Taoiseach Micheál Martin said the appointment of Liz Truss as the UK’s 56th and newest prime minister offers a chance to “reset” the fractured relationship between Britain and Ireland.
Speaking in Oxford at the weekend conference of the British Irish Association Martin said he is “anxious” that a window of opportunity is opening to repair relations.
Mr Martin told Raidió Teilifís Éireann (RTÉ):
“We are very anxious that a window of opportunity is opening up, the election of a new British prime minister and new government presents an opportunity to reset the British-Irish relationship and also the European Union and United Kingdom relationship in context of the protocol.
“The spirit within which we are approaching next week and beyond is a constructive one.
“We believe the breadth and depth of the UK-Irish relationship is such that there’s an imperative on us all to work together in a constructive way.
“We are prepared to do that and also in the context of Northern Ireland, in terms of resolutions of issues around the protocol.”
The Taoiseach also said that the outcome of the Northern Ireland elections – in which Sinn Féin topped the poll and the DUP came second – should be honoured.
The DUP has blocked all attempts to form a government based on that result.
The current Northern Ireland Secretary Shailesh Vara, expected to be replaced, has suggested that if the impasse continues he will call new elections, something believed to be favoured by the DUP.
“The people of Northern Ireland gave a mandate to their politicians,” said Mr Martin.
“We are going through unprecedented energy price increases on the island of Ireland.

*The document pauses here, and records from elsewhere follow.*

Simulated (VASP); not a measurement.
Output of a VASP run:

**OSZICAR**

“There’s responsibility and obligations on the politicians in Northern Ireland to respond to that with the resources they have at their disposal.
“The most effective way of doing that is then restore the Executive and the Assembly, that’s what we want to see first.
“We should avoid the need for any further elections and should take the next number of weeks, take that opportunity through the EU-UK dialogue, to resolve issues around the operation of the protocol.”
Mr Martin told the conference in Oxford that the British government’s plans to scrap the deal it agreed with the EU, the NI Protocol, risks “further instability” in Northern Ireland and damage to key sectors of its economy.
He said Britain’ unilateral action on the protocol and on Troubles legacy legislation is at “odds with the spirit of partnership” of the 1998 Good Friday Agreement.
The Taoiseach also said that Brexit has “fundamentally changed” the relationship between the UK and the EU.
“It is critical therefore that we find a way through this undeniably difficult phase to build better relationships.
“Like all long-term relationships, there are times when we don’t understand each other as well, perhaps misunderstand each other’s actions and the resulting consequences, but ultimately, we both want and need to make it work.
“Regrettably, unilateral action on the protocol and on legacy is at odds with the spirit of partnership that is needed to underpin the Good Friday Agreement.
“It is testing and fraying that partnership between us. It risks further instability in Northern Ireland and damage to key sectors of the economy.”
Mr Martin said he wants to work with Britain’s new prime minister in an “open and constructive way”.
“I sincerely believe that the EU would respond positively to a serious and genuine signal from the new British prime minister that their priority is to reach an agreed outcome on the issues around implementation of the protocol,” he added.
“Brexit marked a fundamental change in the EU-UK relationship, and the type of Brexit chosen by the British Government has meant that the trading relationships on these islands have been fundamentally altered.
“That made finding a new set of arrangements – one that would not, and could not be, a return to the trading arrangements that operated before Brexit – absolutely imperative.
“I am deeply concerned about the British Government’s legislation which would unilaterally undo core elements of the Northern Ireland Protocol.
“Concerned by what it means for the partnership approach we want to see between the EU and the UK; concerned by the wider message it sends about a rules-based international order; and, most of all, concerned because it is neither in the interests of the people of Northern Ireland nor what they want.”
The failure to form a devolved government in Northern Ireland can only be to the “detriment” of the public there.
“What we are faced with is the decision of one political party not to participate in the Northern Ireland Executive, and by so doing, damaging the functioning of the institutions of the Good Friday Agreement. It is unacceptable.
“I have been completely consistent on this issue and expressed my views in the same terms when Sinn Féin withdrew from the Executive in 2017.
“When the Executive broke down on previous occasions the two Governments and the political parties worked together to resolve issues, make progress and restore the Institutions.
“That should be our approach now also, with issues regarding the Protocol addressed in parallel through EU-UK talks.”